Sucked down a Vodka Granade (aka lemon drop) and the Sisters of Mercy (Lucretia My Reflection - how could I resist?) got me out on the floor with about 5 other hearty souls. Good warm up, which led into *be still my beating heart* BAUHAUS - "Rosegarden Funeral of Sores" (aka the song that makes me want to take my clothes off and do bad things) - which, cleared out everyone but me of course, like Bauhaus tends to do. Eff those haters, anyway! If I was a stripper I'd only dance to Bauhaus. Hahahah.

Anyway, so it was me, in front of the speaker, ruining my hearing as per usual, zoned out and completely oblivious to, oh, reality, like only a good Bauhaus song at 40,000 decibels can do...

Was very very hot due to lack of ventilation, so I retreated back to the booth for a bit. Brie left to go get a drink. And as we all have seen again and again, when I'm sitting alone at a table at Goth Night is when interesting things happen. I'm sure Brie can fill in the blanks to this chapter eloquently.

"Hi, I'm Chris." He plunks down in Brie's spot.

"Hi Chris, that's my friend's seat you sat down in."

"Well... where are they?"


"Cool.... what's your name?"


"Sara, I like your style."

"Oh yeah?" I polish off the rest of my drink, as suddenly I need it.

"Yeah. Like... you're pretty enough that like, your hair is short, but like, you don't look like a lesbian."

"What's wrong with lesbians?"

"Nothing. Why? Are you a lesbian?"

"No Chris, I am not a lesbian."

" cause like, your hair... it reminds me of like, the 1900's."

"You mean like out on the prairie?"

"No no... like... the, uh, nineteen... 20's or something."

"Oh... okay. Thanks."

Brie comes back at this point, asks for her seat back, and a cigarette from him. Hahahah. He proceeds to try to impress us with his AC/DC tattoo and bottle opener. He tells us he's in a band called "SKULL SPLITTER" as he karate chops his own forehead for emphasis. He used to be in Poison Idea, who I had heard of and kind of liked.

I'm not so sure what was said on the other side of the table, as Brie was over there, but apparently he liked "her style" too, after she informed him (the Revolting Cocks tempted me to the dance floor again) that I had a boyfriend.

Came back, and Brie was giving him a little pop quiz. She asked him what he liked besides heavy metal, and he informed us that he liked to read "Nitch." Brie corrected him, "You mean Nietzche?" and he insisted "Yes, that's what he meant."

"What have you read by Nietzche?" she asked.

"Uh.... um....uh...."

"Okay, what about him do you like? What ideas?"

"Um, well... uh...."

"Don't lie to me Chris. You never read Nietzche." This is where Brie really decides to fuck with him.

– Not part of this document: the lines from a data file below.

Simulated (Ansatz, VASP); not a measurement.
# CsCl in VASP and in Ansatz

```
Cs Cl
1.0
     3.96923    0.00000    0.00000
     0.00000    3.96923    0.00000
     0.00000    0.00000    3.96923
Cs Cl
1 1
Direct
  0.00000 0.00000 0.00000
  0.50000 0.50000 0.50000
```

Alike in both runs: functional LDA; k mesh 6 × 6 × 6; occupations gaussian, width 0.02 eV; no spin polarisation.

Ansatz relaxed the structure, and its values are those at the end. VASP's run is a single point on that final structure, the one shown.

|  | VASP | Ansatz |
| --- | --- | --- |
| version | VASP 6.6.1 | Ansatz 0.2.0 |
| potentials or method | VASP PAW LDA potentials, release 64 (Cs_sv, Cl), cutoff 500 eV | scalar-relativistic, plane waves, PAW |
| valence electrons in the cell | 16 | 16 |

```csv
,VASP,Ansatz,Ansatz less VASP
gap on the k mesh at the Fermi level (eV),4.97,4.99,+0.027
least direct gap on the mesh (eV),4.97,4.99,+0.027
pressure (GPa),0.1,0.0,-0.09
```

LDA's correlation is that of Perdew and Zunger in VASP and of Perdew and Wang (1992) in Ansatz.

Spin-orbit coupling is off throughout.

"So Chris, how many states are there."

He gets a pained expression on his face and tugs on his scraggly long hair. "Uhhhh... 48, I think?"

She shakes her head. "Okay, how many continents are there?"

"Ummmm.... Nine? Cause there's like, Europe, North America, South America..."

(*editors note: NOT making any of this up - I swear)

"Okay Chris... who was the first President?" she asks.

"Um, like, I know everyone thinks it was Washington, but I can't think of the name of the guy that it really was."

I just look at her across the table, my eyes wide.

"Chris..." Brie asks "How many fingers do you have?"

"Uhhh, what?"

I chime in "Aww, come on, she's giving you one you can get right! But! I can guarantee he knows all the words to 'Back in Black.'"

"I like you Brie. Do you have a pen? I want to get your phone number."

"Sorry dude, No."

He asks me for a pen, I tell him No. Brie says, "Well you'll just have to come back and find me the next time."

Brie gets up to use the bathroom, and something happened involving Chris seranading her in the hallway, freaking her out to the point where she grabs my arm and says "Can we please leave NOW? I want to leave NOW!"

Which of course, was ok with me, as I was all sweaty and tired from dancing my heart out. So we bailed.

Thus ends another chapter in Adventures in Gothland.